Mavrides came to the BOE’s attention because of the board’s own blunder. He says that while filing his 1990 sales tax returns, “I put down that I made $14,000 in what I believed to be exempt royalties, mostly from comic work, some of it for prose work and out-of-state work.” (He also sold some piecework illustrations for which he paid sales tax.) A few weeks went by, and the BOE sent Mavrides a letter asking him to explain the exempt $94,000. Someone at the board had typed a nine instead of a one.

But Bessent says comics are both literature and a commodity–and as a commodity they’re taxable.

The ACLU’s position is that illustrations (i.e., Nast, Herblock, Doonesbury) enjoy the same freedom-of-speech protections as text. A taxing scheme that burdens the first but not the second makes an unconstitutional distinction based on content. Furthermore, says an ACLU brief, “any regulation which differentiates between text and illustrations creates a false dichotomy.” To suggest how silly this distinction can be, the brief cites Dr. Seuss.

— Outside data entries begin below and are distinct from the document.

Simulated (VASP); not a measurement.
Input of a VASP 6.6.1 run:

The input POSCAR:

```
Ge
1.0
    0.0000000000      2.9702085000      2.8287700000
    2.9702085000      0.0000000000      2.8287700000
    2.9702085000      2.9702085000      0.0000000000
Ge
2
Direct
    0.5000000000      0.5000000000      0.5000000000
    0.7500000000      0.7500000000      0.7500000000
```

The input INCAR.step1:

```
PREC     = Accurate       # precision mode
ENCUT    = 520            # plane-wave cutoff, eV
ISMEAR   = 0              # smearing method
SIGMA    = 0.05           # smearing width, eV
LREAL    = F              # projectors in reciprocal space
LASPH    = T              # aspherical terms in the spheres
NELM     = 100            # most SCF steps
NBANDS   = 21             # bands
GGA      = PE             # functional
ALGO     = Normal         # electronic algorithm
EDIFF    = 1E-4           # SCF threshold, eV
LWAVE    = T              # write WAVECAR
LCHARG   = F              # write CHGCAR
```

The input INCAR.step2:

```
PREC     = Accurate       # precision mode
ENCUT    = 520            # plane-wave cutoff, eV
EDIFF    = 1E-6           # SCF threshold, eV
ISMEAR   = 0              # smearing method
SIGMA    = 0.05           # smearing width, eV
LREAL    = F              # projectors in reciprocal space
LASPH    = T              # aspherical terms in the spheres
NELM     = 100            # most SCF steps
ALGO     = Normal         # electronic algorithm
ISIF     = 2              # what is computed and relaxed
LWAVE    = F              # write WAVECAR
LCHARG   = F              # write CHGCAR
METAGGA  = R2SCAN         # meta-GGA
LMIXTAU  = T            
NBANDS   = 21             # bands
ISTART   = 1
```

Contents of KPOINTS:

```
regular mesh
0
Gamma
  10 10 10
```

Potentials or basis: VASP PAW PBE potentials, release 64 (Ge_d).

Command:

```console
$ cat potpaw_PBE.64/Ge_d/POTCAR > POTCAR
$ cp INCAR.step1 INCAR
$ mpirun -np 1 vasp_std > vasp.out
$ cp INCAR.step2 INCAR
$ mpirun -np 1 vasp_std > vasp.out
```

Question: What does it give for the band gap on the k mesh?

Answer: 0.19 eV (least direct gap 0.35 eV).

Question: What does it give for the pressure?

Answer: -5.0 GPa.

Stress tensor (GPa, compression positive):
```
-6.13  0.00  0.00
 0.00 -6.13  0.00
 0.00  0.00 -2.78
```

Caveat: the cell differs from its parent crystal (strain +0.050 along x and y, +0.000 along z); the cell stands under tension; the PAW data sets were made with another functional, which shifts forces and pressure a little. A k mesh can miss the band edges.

The publishers of California seem to regard Mavrides as too much of a fringe figure to line up alongside, no matter how clearly it’s in their interests that he prevail. Even Newcombe wasn’t sure just what it is he does. “The nature of my work has been political and social commentary,” Mavrides says. “If I have wandered into sex it’s to comment on that. In the world of comics I am somewhat fringe. I have some respect, but I’m not producing SpiderMan or any widely popular characters.”